Financial statements tell us about the past. They are a record of what a firm has done in the past. How can analysis of financial statements be focused on a firm’s future? How is this possible?
What are the main differences between drivers and passengers? Do you think that the financial statements are passengers and that a firm’s economic and business realities are the drivers? Why or why not?
“Financial statement analysis should focus on analysing financial statements. It should not involve assessment of vague, confusing and hard-to-pin-down qualitative factors that surround a business. We need to get to the facts, not to people’s judgements.”
Critically discuss this statement. Outline the reasons and thinking behind this statement. Then describe whether, based on your current thinking, you agree or disagree with each of the underlying reasons of this statement that you identify.
Note: It is perfectly acceptable, indeed it is expected, that you might have any of a range of views or opinions about this statement (and about many other issues in relation to financial statement analysis). We are interested in what you think and, most importantly, why.

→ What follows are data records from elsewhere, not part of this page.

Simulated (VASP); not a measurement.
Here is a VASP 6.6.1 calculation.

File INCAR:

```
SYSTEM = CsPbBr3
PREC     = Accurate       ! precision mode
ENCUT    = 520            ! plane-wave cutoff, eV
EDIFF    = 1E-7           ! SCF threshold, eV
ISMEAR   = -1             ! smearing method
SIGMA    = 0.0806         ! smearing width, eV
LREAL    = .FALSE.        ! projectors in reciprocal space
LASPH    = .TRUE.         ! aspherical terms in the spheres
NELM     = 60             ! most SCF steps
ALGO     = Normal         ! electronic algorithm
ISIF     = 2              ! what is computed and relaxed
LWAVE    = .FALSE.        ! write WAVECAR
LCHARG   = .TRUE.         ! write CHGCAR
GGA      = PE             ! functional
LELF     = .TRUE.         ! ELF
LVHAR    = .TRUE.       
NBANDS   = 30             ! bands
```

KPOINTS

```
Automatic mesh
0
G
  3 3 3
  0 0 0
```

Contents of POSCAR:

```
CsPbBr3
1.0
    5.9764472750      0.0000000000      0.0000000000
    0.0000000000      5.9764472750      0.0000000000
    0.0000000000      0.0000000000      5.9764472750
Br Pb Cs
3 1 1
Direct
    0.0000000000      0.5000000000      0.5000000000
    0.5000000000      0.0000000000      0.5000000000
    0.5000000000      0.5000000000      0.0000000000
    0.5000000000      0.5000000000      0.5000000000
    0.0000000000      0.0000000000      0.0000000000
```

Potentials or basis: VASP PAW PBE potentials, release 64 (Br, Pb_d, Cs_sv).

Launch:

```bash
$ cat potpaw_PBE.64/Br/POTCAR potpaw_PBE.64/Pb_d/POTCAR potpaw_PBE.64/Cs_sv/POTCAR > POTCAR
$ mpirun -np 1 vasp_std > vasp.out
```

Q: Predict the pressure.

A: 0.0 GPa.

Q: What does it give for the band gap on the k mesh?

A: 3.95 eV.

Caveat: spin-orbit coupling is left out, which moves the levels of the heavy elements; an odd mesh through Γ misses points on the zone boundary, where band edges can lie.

Why do you think so few people can use a firm’s financial statements to meaningfully assess its value? What do you think are the main barriers people face? What do you think are the main barriers you face in using financial statements to engage with the realities of firms?
“Without sales, a firm is dead. It will fail without sales. Thus, there is no such thing as ‘bad’ sales growth. The only ‘bad’ sales growth is no sales growth.” Critically discuss.